Allan Fung: ‘Listen: pension reform … has to happen’March 28th, 2011 at 11:25 am by Ted Nesi under General Talk, Nesi's Notes
Cranston Mayor Allan Fung took to the pages of The Providence Journal this morning to offer a tough critique of Governor Chafee’s proposed MAST Fund. The headline: “A colossal stealth property-tax hike.” Fung said MAST will only make cities and towns’ financial situations worse unless it’s paired with legislation allowing them to cut pension and retiree health benefits.
I talked with Fung this morning to get a better sense of his concerns and what he wants from the governor. The transcript has been lightly edited for clarity.
Aren’t you blaming Governor Chafee for something that’s Cranston’s fault? He didn’t force the city to promise generous benefits and then fail to fund them.
It’s not just a funding problem. I think this is indicative of all pension plans, whether it’s local, state or even the federal plans that we have right now. It’s a combination of the sins of the past, not only from a failure to fund them, but also the problem of generous benefits. And what I was saying in my editorial was, look, we cannot – cannot – just see this as a revenue problem, where all you’re doing is raising taxes to meet your obligations, because all you will do is crush the taxpayers. There has to be some corresponding reforms of those generous benefits, to peel them back so it’s not as burdensome on the taxpayers.

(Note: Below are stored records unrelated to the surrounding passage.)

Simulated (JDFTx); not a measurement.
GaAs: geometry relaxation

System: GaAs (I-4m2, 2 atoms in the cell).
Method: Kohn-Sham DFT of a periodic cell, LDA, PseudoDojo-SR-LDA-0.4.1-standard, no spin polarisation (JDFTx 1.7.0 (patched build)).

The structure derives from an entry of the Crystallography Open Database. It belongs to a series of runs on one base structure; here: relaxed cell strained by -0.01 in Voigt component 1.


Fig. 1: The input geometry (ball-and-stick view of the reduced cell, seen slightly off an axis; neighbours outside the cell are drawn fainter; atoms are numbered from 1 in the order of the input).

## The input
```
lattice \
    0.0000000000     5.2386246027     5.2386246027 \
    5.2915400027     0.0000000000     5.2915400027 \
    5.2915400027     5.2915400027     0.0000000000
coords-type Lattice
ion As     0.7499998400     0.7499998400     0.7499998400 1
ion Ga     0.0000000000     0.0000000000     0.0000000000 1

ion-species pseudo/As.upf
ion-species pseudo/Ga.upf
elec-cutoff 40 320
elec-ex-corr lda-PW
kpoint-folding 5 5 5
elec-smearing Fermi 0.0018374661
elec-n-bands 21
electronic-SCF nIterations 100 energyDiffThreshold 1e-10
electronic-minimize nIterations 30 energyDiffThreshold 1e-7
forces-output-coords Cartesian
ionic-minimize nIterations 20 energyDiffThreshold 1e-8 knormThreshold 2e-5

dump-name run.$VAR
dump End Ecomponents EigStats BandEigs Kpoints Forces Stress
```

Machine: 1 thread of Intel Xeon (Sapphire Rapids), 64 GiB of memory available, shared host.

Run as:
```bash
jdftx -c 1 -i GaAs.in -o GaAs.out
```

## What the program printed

Have you approached your own unions there in Cranston about that and tried to bargain with them? I know Mayor Taveras is looking at that in Providence.
In the past I have. For instance, one of the big successes that I had was with my Teamsters. I think that was probably one of the first unions in the state that has agreed to move new employees out of a defined-benefits plan and into a defined-contribution plan, and I was able to get the enabling legislation passed last year so any new Teamsters – and they’re all the municipal City Hall employees – are now no longer in a pension plan. So that’s one of the big first steps that we have to move towards.
How about the other unions? Have you tried with them?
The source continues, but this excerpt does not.